1

I understand that in order to avoid overfitting we need to reduce the complexity of the network. Or, in other words we can reduce the degree of polynomial. L1-norm does exactly this - reduces the degree of polynomial by making the solution sparse.

In L2-norm case the weights don't become zero but small. Thus, the degree of polynomial does not decrease, meaning the network does not become less complex, meaning it did not solve the overfitting. So, I don't understand how limiting the weights to not grow to big numbers help to avoid overfitting.

theateist
  • 231
  • 3
  • 8

1 Answers1

2

Reducing the weights limits the range of possibilities the model can achieve.

Imagine a simple linear model like this:

$$Y = b_0 + b_1x_1$$

For example's sake say $Y$ is the height of the person and $x_1$ is the weight of the person.

If we don't limit the range of $b_1$ then the model can fit any value to it. Based on what data we use to estimate the parameters, the model might decide that with each additional cm of height the weight of the person increases by 10kg.

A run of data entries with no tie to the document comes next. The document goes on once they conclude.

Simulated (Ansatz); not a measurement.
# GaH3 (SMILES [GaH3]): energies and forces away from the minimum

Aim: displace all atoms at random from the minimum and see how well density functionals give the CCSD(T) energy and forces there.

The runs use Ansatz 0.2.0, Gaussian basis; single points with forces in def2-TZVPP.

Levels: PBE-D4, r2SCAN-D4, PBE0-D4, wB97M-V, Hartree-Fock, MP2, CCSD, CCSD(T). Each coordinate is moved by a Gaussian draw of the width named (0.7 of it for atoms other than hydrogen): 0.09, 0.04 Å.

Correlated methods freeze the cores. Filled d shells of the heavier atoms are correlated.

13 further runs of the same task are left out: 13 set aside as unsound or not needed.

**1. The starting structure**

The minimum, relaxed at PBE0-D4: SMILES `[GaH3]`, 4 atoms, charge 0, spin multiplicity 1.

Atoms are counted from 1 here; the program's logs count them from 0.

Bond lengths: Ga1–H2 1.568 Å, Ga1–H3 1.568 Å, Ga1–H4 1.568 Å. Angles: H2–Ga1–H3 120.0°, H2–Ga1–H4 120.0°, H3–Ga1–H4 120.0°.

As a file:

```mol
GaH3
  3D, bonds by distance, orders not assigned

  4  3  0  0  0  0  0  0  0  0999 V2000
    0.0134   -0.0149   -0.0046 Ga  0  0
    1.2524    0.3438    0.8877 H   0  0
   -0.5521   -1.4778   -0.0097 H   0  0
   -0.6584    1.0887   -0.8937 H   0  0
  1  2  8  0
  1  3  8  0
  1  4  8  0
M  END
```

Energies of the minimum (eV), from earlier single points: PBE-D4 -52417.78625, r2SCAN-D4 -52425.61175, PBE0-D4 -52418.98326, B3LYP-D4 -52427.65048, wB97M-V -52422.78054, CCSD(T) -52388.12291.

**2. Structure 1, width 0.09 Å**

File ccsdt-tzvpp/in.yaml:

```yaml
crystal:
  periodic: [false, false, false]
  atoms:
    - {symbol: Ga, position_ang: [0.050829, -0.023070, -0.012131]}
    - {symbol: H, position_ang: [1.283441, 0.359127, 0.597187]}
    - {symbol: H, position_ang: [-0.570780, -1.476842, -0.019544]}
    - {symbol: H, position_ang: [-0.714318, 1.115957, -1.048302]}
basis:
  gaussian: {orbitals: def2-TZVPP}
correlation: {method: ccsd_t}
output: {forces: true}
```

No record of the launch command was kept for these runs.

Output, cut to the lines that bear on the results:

By adding a penalty to high values of weights we prevent the model from choosing extremely high estimates. The model is more constrained - it becomes regularized. This limits overfitting because the range of possible values the model can have now is limited.

In turn when you have a lot of features such a constraint will prevent the model from basing all of it's results on a single feature. In the optimization step where the possible solutions will be between choosing one extremely reliable feature and several less reliable ones - the model will use several features. Just because putting big weight on one of them will become too costly. This again might reduce overfitting, because the model that uses several features often can be more robust.

Bottom line: by adding regularisation the space of possible models you can achieve is reduced. And simpler models are less variable, hence less overfitting (but potentially more biased).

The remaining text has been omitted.